To replace the strap or bracelet, slide the spring bar into the new one. Then seat one end of the spring bar into the lug and compress the other end while sliding it into the other lug. Once in place, the spring bar will hold the new strap or bracelet.
There’s no need to go to a jeweler to do this.
I’m constantly swapping between leather and NATO straps and metal bracelets. It doesn’t take much time at all once you do it a couple of times.
If I can do it, so can you! You’ll just need an inexpensive tool and a soft surface to work on.
I’m going to go through the process of putting on and taking off a leather and NATO strap and a metal bracelet.
I’ll give you detailed instructions with pictures and some videos to follow so you can learn to quickly swap out your straps and bracelets.
Before we get started, let’s cover some key things. To change a band or bracelet, you’re going to need to have a basic understanding of the parts we’re going to be working with.
You’re also going to need to have some materials.
The Parts of the Watch Involved
To change a watch band or bracelet, we’re going to be working with spring bars. These are thin metal bars that are spring-loaded. The spring inside maintains tension on the compressible ends of these bars. This tension is what keeps them in place.
The spring bars sit in holes drilled into the lugs of the watch case. These are the small arms protruding from the case.
Some lugs are drilled all the way through. If they are, you’ll see holes on the outside of the lug. Most are not drilled through, and the holes where the spring bars sit can only be seen when you remove the bars.
Finally, you’ll need your new watch band or bracelet. There are many places to buy new straps online. Just be sure to purchase the correct size. To figure this out, measure the distance (in millimeters) between the lugs with a metric ruler.
Tools and Materials
You need to buy a spring bar tool to change bands and bracelets. These tools have a small forked end on one side and a pointed end on the other.

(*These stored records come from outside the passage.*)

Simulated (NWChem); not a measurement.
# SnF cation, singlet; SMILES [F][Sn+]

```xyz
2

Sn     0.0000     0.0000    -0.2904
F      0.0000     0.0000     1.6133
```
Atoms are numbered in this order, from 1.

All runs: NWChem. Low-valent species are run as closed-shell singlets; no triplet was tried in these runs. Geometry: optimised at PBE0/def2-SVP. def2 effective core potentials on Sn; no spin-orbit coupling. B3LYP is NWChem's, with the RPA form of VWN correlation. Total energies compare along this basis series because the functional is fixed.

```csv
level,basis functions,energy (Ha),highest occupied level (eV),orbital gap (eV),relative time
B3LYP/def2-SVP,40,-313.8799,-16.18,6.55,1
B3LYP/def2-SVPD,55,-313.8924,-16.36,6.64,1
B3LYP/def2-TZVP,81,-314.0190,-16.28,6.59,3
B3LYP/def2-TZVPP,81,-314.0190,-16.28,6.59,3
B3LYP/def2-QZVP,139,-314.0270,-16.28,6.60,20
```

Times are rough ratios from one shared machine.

The forked end slips in the ridges on the ends of the spring bars so you can compress them. The pointed end is for spring bars and pins that you can push down.
You may have heard of or seen people using a pocket knife to change straps or bracelets.
Is it possible to do this? Sure, but you’ll risk damaging the band, bracelet, or watch, not to mention possibly cut or stab yourself. So, buy the tool. It’ll be worth it.
There are a lot of these available on Amazon. The gold standard of spring bar tools is the Bergeon 6767 model. It comes in either an “F” or “A” version.
The F has a smaller forked end that you’ll need for many bracelets. The “A” version has a wider forked end that is good for working with leather bands, so you don’t cut into them. You can buy the tips separately and change them as needed.
If you plan on swapping bands often, you should get a good spring bar tool that won’t bend or break.
It’s worth paying a bit extra for one that’ll last. If you only want to change a band or bracelet once and can’t justify the price, one of the cheap ones might do the trick.
The other thing you’re going to need is a soft cloth to lay down on your work surface. This will prevent you from scuffing or scratching the watch crystal accidentally.
If it’s your first time changing a strap or bracelet, you might want to consider putting some tape on the lugs. The tape will guard them against scratches due to minor slips of the spring bar tool.
Changing Watch Straps and Bracelets
Now that you know the parts of the watch and you have the tools let’s look at how you remove and attach leather straps, NATO straps, and metal bracelets.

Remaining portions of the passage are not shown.